Crystal Reports 2011 – Design Concepts

This blog describes the basic concepts of report design in Crystal Reports and helps you to decide what information you want to include in your report.

The report design canvas is the area where you design the structure of your report. You can place various elements on the canvas including data objects, charts, and text elements. Two views are available for laying out the information and previewing it. One view shows the structure only (“Structure” mode) and the other view is a page that includes data (“Page” mode).

Content of the report
Before you start deciding your report design, you should outline the information you want the report to provide.

Define report purpose

A good starting place in the development of a report is to write out the purpose of the report in a sentence or two. The purpose statement helps you focus on your primary needs, and it gives the report both a starting point and a goal.

For example, the purpose of the report is to show sales activity for every day / week/ monthly.

Defining the purpose of the report before you start is a critical step in the overall process.

Determine the Report Layout

First write report tittle and include print date, information on who prepared the report, a block of text to describe the purpose of the report, the range of data covered, or something similar. The information can come from a variety of sources, depending on the kind of information you plan to use.

Identify the Data

Find out the type of database you are reporting from and check out whether you will be using a data file, SQL/ODBC, or another data source for your crystal reports.

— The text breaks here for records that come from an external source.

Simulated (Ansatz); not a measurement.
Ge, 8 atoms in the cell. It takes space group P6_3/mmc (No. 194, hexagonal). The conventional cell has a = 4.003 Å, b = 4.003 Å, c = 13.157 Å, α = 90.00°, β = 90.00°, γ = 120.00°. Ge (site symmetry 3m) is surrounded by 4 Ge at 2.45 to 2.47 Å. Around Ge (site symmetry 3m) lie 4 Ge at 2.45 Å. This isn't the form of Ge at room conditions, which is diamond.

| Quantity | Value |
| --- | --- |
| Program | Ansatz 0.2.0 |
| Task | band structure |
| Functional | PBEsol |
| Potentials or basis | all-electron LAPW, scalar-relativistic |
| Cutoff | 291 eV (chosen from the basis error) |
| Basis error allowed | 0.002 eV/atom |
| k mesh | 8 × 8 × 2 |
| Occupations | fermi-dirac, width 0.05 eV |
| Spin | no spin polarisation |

The body should contain all the data needed to fulfill the statement of purpose you wrote for the report. It should also contain all of the data needed by the various users that you have identified. Crystal Reports allows you to combine data from different databases when you create reports, so you have a great deal of flexibility in your work.

Some report information can be drawn directly from data fields (sales information, for example); other information will have to be calculated based on data field values (for example, sales commission, based on the relationship of sales to quota). In your planning, it can be helpful to segregate or flag data that needs to be calculated from that which can be used directly.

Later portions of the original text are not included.